An Epistolary Spat

It is interesting to know that in this day and age politicians still indulge in the exchange of epistles. There have of course been some changes since Biblical times. Nowadays important letters invariably appear online rather than in print. Such was the case in this week’s spat between Donald Tusk and Justin Tomlinson MP.

Tomlinson and around 80 other MPs had taken it upon themselves to inform the European Council, or the Commission, or whoever else would take notice, of their outrage that the EU seemed ‘worryingly indifferent to securing reciprocal rights for our and your resident citizens’. This, they felt, was causing ‘anxiety and uncertainty for the UK and EU citizens living in one another’s territories’. An interesting argument, Mr Tomlinson; thanks for bringing it up. I will address it with the following points.

Justin Tomlinson MP - defender of my rights, I think not.

Justin Tomlinson MP – defender of my rights, I think not.

First of all, as a UK citizen (and currently very much still an EU citizen) living in an EU territory, I must presume that I am one of the people whose interests Mr Tomlinson is trying to defend. I should therefore like to point out to him that ‘anxiety and uncertainty’ are nothing new to UK citizens living on EU territory. I for one have been experiencing ‘anxiety and uncertainty’ ever since the UK voted to leave the European Union. Indeed, my levels of anxiety and uncertainty were markedly lower before 24 June 2016. Furthermore, I am very sure about who I blame for my current state of uncertainty, and it certainly is not the European Union.
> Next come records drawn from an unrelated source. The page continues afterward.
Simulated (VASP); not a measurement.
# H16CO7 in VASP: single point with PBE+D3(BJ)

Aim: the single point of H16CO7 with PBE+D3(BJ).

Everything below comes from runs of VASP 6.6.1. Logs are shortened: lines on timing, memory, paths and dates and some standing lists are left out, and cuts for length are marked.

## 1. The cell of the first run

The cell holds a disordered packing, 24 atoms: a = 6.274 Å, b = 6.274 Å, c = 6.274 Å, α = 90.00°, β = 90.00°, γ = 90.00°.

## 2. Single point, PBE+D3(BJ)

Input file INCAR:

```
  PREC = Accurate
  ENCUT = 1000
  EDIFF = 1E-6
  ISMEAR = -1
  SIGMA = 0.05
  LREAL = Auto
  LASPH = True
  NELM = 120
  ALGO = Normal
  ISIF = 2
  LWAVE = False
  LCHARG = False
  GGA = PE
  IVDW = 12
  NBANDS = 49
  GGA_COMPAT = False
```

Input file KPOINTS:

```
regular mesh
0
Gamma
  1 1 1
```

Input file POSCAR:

Secondly, Mr Tomlinson et al. express concern at the EU’s ‘worrying indifference’ towards the rights of the EU’s resident UK citizens. I wholeheartedly agree that there has been an overabundance of ‘worrying indifference’ regarding the question of Brexit; however, I was (and am) far more concerned about the worrying indifference that the Leave campaign, and ultimately the British electorate, showed towards not only the safeguarding of my rights as a UK citizen abroad, but also towards issues such as Northern Ireland’s border, the value of the pound, and various other looming calamities. Therefore I do not think it is the EU that has shown the most callous indifference.

As I’ve written before: prior to Brexit, my rights as a UK citizen on the European mainland were settled. Now, they are very much in question. This is a state of being which was brought about solely by the Brexit vote on 23 June 2016. The EU has not thrown my rights, nor the rights of EU citizens living in the UK, into question; British voters have.

Thankfully Donald Tusk has pointed this out. On 29 November 2016 he wrote a reply to Tomlinson et al., and asked ‘Would you not agree that the only source of anxiety and uncertainty is rather the decision on Brexit?’ The UK has put itself, and its citizens living abroad, into the situation in which we now find ourselves. I do not believe the EU owes the UK anything over Brexit, and is rightly concerned about the rights of its own citizens living in the UK. The MPs who wrote the letter seem unhappy that UK citizens abroad will be used as ‘bargaining chips’; but let us not forget that it was our own Secretary of State for International Trade who referred to EU citizens in the UK as ‘one of our main cards’ in the Brexit negotiations. We were not bargaining chips before 24 June.

It is the recklessness of the Leave campaign, the results of the vote on 23 June, and the embarrassing actions of the Conservative government since then that have brought the EU’s internal emigrants into this state of anxiety and uncertainty. Any attempt to shift the blame for this onto the EU is duplicitous and shameful.